Oil prices fell below US$45 a barrel in Asia yesterday after OPEC decided not to cut production levels at its meeting over the weekend in Vienna.
Benchmark crude for delivery next month fell US$1.88 to US$44.37 a barrel by midmorning in Singapore on the New York Mercantile Exchange. Oil prices dropped US$0.78 on Friday to settle at US$46.25 a barrel.
OPEC members said on Sunday they would strive to adhere more closely to the group’s current output quotas. OPEC is overshooting its daily target level of just under 25 million barrels a day by about 800,000 barrels.
PHOTO: BLOOMBERG
Prices had risen from under US$35 a barrel last month as investors anticipated OPEC would cut production by up to 1 million barrels a day on top of 4.2 million barrels of reductions announced since September.
“The gains we’ve seen in oil over the last two or three weeks were from pricing in a further cutback, which didn’t come through,” said Mark Pervan, senior commodity strategist with ANZ Bank in Melbourne. “So now we’re seeing some profit-taking.”
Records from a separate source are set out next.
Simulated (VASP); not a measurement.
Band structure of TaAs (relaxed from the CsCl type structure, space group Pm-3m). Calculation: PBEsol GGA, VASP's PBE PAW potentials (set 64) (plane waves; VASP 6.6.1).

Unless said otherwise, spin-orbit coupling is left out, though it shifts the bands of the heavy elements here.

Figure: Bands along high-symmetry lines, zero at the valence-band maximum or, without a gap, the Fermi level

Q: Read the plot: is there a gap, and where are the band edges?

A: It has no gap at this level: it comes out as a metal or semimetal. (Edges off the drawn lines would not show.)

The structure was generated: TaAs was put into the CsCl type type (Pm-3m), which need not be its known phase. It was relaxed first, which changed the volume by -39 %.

Russian Deputy Prime Minister Igor Sechin said his country, the world’s second-largest producer, would reduce crude sales. Analysts were skeptical Russia would follow through with production cuts given the country’s reliance on oil income.
“Russia tends to be more talk than action than OPEC,” Pervan said. “I think they’d be pretty hesitant to bring volumes down, but it’s worth watching.”
Oil traders will likely turn their attention to global crude demand and the possibility of a second-half economic recovery.
US Federal Reserve Chairman Ben Bernanke said on Sunday on CBS’ 60 Minutes that the US recession “probably” will end this year if the government succeeds in bolstering the banking system.
However, Bernanke said that even if the recession, which began in December 2007, ends this year, the unemployment rate will keep climbing past the current quarter-century high of 8.1 percent.
“The market now doesn’t have that supply-side issue to support it,” Pervan said. “There’s more downside risk now that the focus is shifting from supply to demand issues.”
“All we need to see is one or two weak numbers out of the US, and we’re right back into the low US$40s and high US$30s,” he said.